Only death will set Zombie Zombie free
Words Alex Marshall

It’s not often a press biography deserves mentioning, but Zombie Zombie’s is great. Etienne Jaumet and Cosmic Neman met at a Paris cinema during a retrospective of seventies horror flicks, it says. They got talking on the way out and, a few beers later, had a plotline for their own: two fugitives drive across the desert, their car breaks down, they’re chased by wolves and end up in a ghost town where things go from bad to worse. A few more beers in and they discover they’re both musicians - Etienne a keyboardist, and Neman a drummer - and set about making the soundtrack for this future masterpiece. The result? A Land for Renegades, a record filled with all kinds of fear-inducing bleeps and motorik drumming. “Terror disco,” they call it.
It’s a marvellous story. Unfortunately, it turns out to be utter bollocks. “Yeah, sorry about that,” laughs Neman. On the plus side, the reality is almost as good. The pair met at a recording studio where Neman was playing with his other, rather different, group - indie staples Herman Dune.
“We had separate bands at that time,” Neman explains, “and it just happened we were in the studio at the same time, so we started jamming, me on drums and him on these old keyboards he collects.”

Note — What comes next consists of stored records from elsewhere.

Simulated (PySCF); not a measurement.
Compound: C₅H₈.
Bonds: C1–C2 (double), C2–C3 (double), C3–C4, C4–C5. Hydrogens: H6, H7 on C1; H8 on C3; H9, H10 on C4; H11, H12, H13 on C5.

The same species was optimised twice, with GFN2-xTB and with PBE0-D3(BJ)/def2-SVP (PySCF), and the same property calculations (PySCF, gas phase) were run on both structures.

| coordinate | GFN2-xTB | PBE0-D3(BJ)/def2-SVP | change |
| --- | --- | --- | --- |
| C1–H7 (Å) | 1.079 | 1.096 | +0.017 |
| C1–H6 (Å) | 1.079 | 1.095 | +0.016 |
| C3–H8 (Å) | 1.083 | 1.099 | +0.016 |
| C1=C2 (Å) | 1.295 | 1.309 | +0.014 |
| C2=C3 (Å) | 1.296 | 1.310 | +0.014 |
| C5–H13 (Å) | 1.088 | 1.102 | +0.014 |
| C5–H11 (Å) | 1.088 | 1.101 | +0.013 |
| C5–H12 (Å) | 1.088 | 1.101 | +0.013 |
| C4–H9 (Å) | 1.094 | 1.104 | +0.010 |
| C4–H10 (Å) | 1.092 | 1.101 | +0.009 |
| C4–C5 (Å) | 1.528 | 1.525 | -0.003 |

Although both love horror films, the band promise they weren’t trying to sound like one: “We didn’t come up with an idea to sound like this. I think it’s probably more Etienne’s instruments that made us. We only use analogue keyboards and most of them are the ones people used in horror soundtracks. Like we’ve got this Space Echo and it’s what they used to make screams sound really scary.”
So where’s the interesting bit of this actual biography? Well, it turns out Etienne and Neman have a rather unusual approach to getting some of the sounds on the album. After spending five minutes trying to deny he has any evil character traits by stressing he only likes “beautiful horror movies”, Neman says, “I have this little cassette recorder and sometimes I record stuff while watching horror movies to use in songs or I just go and record things in the street, like people screaming.”
You walk the streets of Paris looking for people screaming?
“No, I don’t look for people screaming, I ask them. It’s a really funny thing to do, especially with kids. Sometimes they don’t want to because they get really scared. But when they do it, they get really into it, and their parents can’t stop them.”